This Financial Times editorial came across my email alerts last night, reminding us that somewhere along the line either the U.S. government or the media or both came up with this mythic assumption that talking to Russia about security issues became mutually exclusive from any discussion on values. The whole “sphere of influences” topic is quickly rising as the #1 problem between Russia and the United States – and, as pointed out by this editorial, Mr. Obama’s July trip could easily be ruined by an “unexpected incident” in these unstable regions.
But the real test of the Obama approach to Russia will come in how the US responds to Moscow’s claims for primacy in its “near abroad”, the former Soviet Union. Washington has postponed talk of soon bringing Ukraine and Georgia into Nato, and has gone quiet on plans for missile shield bases in eastern Europe.
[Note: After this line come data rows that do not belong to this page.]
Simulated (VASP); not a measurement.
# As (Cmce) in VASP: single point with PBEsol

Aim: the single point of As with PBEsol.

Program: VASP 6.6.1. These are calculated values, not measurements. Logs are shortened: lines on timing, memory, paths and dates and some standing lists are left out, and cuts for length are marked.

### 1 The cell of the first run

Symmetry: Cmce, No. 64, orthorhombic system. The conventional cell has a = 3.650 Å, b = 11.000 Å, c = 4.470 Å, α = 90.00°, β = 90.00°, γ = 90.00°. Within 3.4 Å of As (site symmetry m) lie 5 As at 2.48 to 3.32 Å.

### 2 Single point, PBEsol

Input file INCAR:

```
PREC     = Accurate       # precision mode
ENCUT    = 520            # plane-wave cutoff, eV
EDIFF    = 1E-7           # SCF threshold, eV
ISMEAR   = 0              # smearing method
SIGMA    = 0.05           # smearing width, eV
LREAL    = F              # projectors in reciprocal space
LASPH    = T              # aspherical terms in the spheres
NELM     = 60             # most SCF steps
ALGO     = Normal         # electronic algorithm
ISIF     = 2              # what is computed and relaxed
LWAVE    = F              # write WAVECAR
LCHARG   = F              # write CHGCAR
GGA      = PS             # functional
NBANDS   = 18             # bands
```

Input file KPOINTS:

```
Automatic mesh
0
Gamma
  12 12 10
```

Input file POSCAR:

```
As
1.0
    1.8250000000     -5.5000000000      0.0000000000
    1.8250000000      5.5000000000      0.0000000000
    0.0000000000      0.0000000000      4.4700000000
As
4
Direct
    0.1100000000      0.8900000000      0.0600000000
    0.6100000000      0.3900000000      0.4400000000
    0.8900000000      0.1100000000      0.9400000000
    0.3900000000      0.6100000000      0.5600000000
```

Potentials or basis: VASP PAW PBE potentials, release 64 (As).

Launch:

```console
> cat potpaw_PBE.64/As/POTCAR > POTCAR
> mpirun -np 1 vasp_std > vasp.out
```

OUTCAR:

But Russia wants more and demands a say on all strategic matters in the region, not least energy supplies. The US must not abandon the former Soviet republics to a renewed Russian domination. Washington cannot offer Georgia as much support as it gives, for example, the Baltic states, but Russia must not be allowed a free hand.
Much will depend on events in two key countries – Ukraine and Georgia – which are both wracked by instability, as was shown last week in Georgia’s apparent failed coup. Mr Obama’s carefully defined Russia strategy could yet fall foul of unexpected incidents in Kiev or Tbilisi.